The weight of words: childhood memories of a literary innovator; Childhood, by Nathalid Sarraute. Translated from the French by Barbara Wright. New York: George Braziller Inc.256 pp. $14.95.

What is it like inside the mind of an acutely intelligent, sensitive, and unhappy eight-year-old? In 1908, Nathalie Sarraute, who would later become one of this century's most influential French novelists, was such a child. In her newest work, ''Childhood,'' translated by Barbara Wright in consultaton with the author, Sarraute recalls the indelible moments, thoughts, and feelings of her earliest awareness.

Nathalie Sarraute was born in Ivanovo, Russia, in 1900 to members of the well-to-do Russian-Jewish intelligentsia. When she was 2, her parents were divorced. After a few years of being shunted between her mother in St. Petersburg and her father in Paris, she was sent at 7 or 8 to live permanently with her father and stepmother in the French capital.

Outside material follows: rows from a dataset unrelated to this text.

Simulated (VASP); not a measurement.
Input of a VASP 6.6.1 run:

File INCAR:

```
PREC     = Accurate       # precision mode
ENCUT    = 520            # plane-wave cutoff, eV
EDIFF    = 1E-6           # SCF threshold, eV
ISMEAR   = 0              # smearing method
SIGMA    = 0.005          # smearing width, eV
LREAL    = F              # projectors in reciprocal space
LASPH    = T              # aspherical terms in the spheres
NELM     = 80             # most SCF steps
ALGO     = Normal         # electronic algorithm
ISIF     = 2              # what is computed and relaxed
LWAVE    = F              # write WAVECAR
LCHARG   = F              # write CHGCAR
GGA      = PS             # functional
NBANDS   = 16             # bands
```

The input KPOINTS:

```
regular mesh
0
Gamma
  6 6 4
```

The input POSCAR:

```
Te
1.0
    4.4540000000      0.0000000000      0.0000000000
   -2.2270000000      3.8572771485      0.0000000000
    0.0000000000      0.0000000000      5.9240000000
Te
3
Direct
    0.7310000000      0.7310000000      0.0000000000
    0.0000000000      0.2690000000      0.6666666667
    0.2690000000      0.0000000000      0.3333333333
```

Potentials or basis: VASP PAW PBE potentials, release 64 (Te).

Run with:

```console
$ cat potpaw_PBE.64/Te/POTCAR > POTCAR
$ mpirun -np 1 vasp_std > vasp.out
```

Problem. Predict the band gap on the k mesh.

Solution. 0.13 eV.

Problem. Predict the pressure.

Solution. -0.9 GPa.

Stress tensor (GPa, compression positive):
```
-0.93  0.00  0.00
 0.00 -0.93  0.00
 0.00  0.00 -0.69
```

Since ''Tropismes'' (her collection of ''prose poems'') made literary waves in 1939, Nathalie Sarraute has been at the forefront of a movement known in France as Le Nouveau Roman, the New Novel. This form can be regarded as a younger cousin of the stream-of-consciousness works of Marcel Proust and the contemplative dissections of experience of Jean-Paul Sartre. Unlike linear fiction, the nouveau roman does not concern itself with plot, character development, or psychologically descriptive narrative. Rather, it seeks to probe , distill, and understand experience through minutely described but fragmentary incidents, objects, or sensations.

Although far more frankly personal than her other works, ''Childhood'' clearly belongs with its siblings in the nouveau roman genre. Like many of them, it is written as one long conversation, this time between Sarraute and another, more critical, distanced, yet searching self, who urges her on to explore the intense, painful, and revelatory inner life of the child she once was.

It is not so much the quantity of the incidents she recalls that is extraordinary, but rather their quality, in the graphic explicitness of her own dissected emotions.

One of the most fascinating insights of this book, and one that was to characterize her whole life, is Sarraute's relationship to what she calls ''the weight of words.'' Living in St. Petersburg with her mother and stepfather at ages 6 and 7, she matter-of-factly describes herself as the terrified, helpless victim of the ''ideas'' that would occur to her, and against whose mysterious power she received no loving, motherly protection whatever.

The ''idea'' might be that her doll was more beautiful than her mother, that her mother's skin looked like a monkey's, or that her mother was tightfisted with the servants. When Natasha, out of a passionate sense of loyalty, confided these ''ideas'' to her mother, the scorn and coldness with which they were received left her utterly alone and incapable of dealing with the pain and confusion she felt.

Then, having undergone the wrenching separation from her mother on being sent to Paris to live with her father at about age 8, Sarraute describes the impact on her of a servant's passing remark: ''What a tragedy, though, to have no mother.''

'' 'What a tragedy!' ... the word strikes you, it strikes you like a whiplash. ... I remain motionless for some time, hunched up on the edge of my bed. ... And then, everything in me revolts, rises up, with all my strength I reject it, I smash it, I tear off this yoke, this carapace. I won't stay in this thing in which this woman has imprisoned me....''

With almost no external aid, Natasha is beginning to emerge from the childish helplessness that had held her in its grip. With exhilaration she expresses the freedom she is gaining over the power of the frightening ''ideas'' that used to occur to her: ''How clear my mind seems now, how clean, flexible, healthy. ... Ideas ... not 'my' ideas ... ideas, like everyone else has, occur to me as they do to everyone else. I can think of anything whatsoever without being afraid.''

Natasha's triumph over her emotional imprisonment is truly realized when she starts to go to school and her lifelong love affair with words can get under way. Although she still has painful encounters with her stepmother and experiences a final proof of her mother's lack of love for her, she is becoming a person with a life of her own, passionately driven by her desire to learn, to excel, to write.

In describing the joy she was discovering in her new school life, she reveals the independent thinker Nathalie Sarraute would become, even though she is speaking as a nine-year-old writing a dictation in class: ''I am nothing other than what I have written. ... Here, I am in security. ... Everything that happens to me here can only depend on me.''

As devastating as are many of the incidents in this book, its ultimate effect is one of exhilaration and triumph. Even for those who have never read, or will never read, Nathalie Sarraute's nouveaux romans, this is a fascinating and profound exploration of childhood.